Clinton’s running mate Tim Kaine has labelled this showdown a ‘scorched earth’ debate. With Trump’s guest of honour being President Obama’s half-brother Malik, it promises to be fiery, intense and brutal affair. But will financial market participants learn anything new about policy, or will the 15% of undecided voters gain greater clarity about their potential chosen candidate? One suspects not, but we can guarantee fireworks - Trump is that unpredictable.
Never in the history of the United States of America has a candidate faced such a deficit in the polls as Trump currently holds, with at least two well-known sites (that model the probability of the outcome) putting an 85-90% chance of a Clinton win. There is even a view that if Trump does get up from here it would have been down to a systematic error in the polling, as literally every poll has shown such a lead for Clinton. But as 2016 has shown us, not just in politics, but in markets too, it can often pay to expect the unexpected. So at 12pm AEDT today, the trading floors tune into the debate and the market should flat line for the ensuing hour or so, with the MXN (Mexican peso) being everyone’s barometer on who is the dominant performer.
AUD moves into the top of its trading range
Politics aside, Asian markets should see another day of a largely uneventful open. That being said, there is still a degree of event risk today, with the key data point being the Australia September employment report, although this is largely a rates and FX play rather than equities. In this report, the market expects 15,000 net jobs to be created, with economists’ estimates ranging from +30,000 to -7,400. Position wise, the market is net long AUDs, but the holdings are hardly extreme. The implied probability of a cut from the Reserve Bank of Australia (RBA) in the November meeting is a mere 13% and clearly next week’s Q3 CPI is the bigger deal for the market. The AUD itself is actually one of the big talking points overnight, with AUD/USD hitting a high of $0.7729 and continuing to hold the 77c handle.
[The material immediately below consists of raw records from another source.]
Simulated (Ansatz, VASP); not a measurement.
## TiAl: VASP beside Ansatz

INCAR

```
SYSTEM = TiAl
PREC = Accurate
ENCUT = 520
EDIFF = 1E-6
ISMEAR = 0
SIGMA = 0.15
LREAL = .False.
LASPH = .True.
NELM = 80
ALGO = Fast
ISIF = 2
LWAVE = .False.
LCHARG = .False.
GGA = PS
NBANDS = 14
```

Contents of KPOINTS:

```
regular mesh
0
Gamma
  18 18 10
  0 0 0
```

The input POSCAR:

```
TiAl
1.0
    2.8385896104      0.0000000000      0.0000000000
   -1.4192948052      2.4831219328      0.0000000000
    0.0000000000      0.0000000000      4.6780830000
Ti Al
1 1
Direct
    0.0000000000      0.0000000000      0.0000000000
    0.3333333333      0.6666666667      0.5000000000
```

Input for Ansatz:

Technically, my bias on the AUD has moved from being one of a neutral stance to now modestly positive. The pair has broken the April downtrend and has moved firmly into the top of the multi-month trading range and thus a close through $0.7750 (the August high) would pose a bit of a headache for the Reserve Bank. One can put the overnight gain on three factors:
1) Oil prices finding good buyers on a monster drawdown (5.24 million barrels) in the weekly Department of Energy inventory report
2) Implied market volatility falling (the US volatility index or ‘VIX’ is down 6.4%)
3) A view that the market expects only a 70% chance of another hike in 2017
Boring is good for China
The EEM (emerging market ETF) had a strong gain overnight and would have been a tailwind for the AUD. Whether this was down to yesterday’s China data is unclear, but being boring is good for China and as long as they stay off the front pages of newspapers, then markets will be content. We all know there are serious debt issues in China, and there are ever diminishing returns for the supply of credit, with the September financing numbers failing to lift either the manufacturing PMI data (at 50.4) or yesterday’s industrial production. However, as long as growth is aligned with Xi Jingping’s ‘L-shaped’ growth trajectory and hitting the year-end target of 6.5%, then all seems well.
GBP/AUD is now trading at the lowest levels since May 2013, if you exclude the 7 October GBP ‘flash crash’. GBP is once again the weakest house on the block thanks to some strong and forceful comments from the Germans, who have been reported as saying they are to ‘shut the door to back channels with the UK on Brexit’. Ie. if you play rough, we will bite back just as hard.
Going deeper into the plumbing of the market, we can see BHP’s ADR(American Depositary Receipt) suggests an open 0.6% higher, helped largely by its exposure to crude. CBA is eyeing a move 0.3% higher. The energy sector was by far the standout sector on the S&P 500, so expect to see a similar feat in Australia.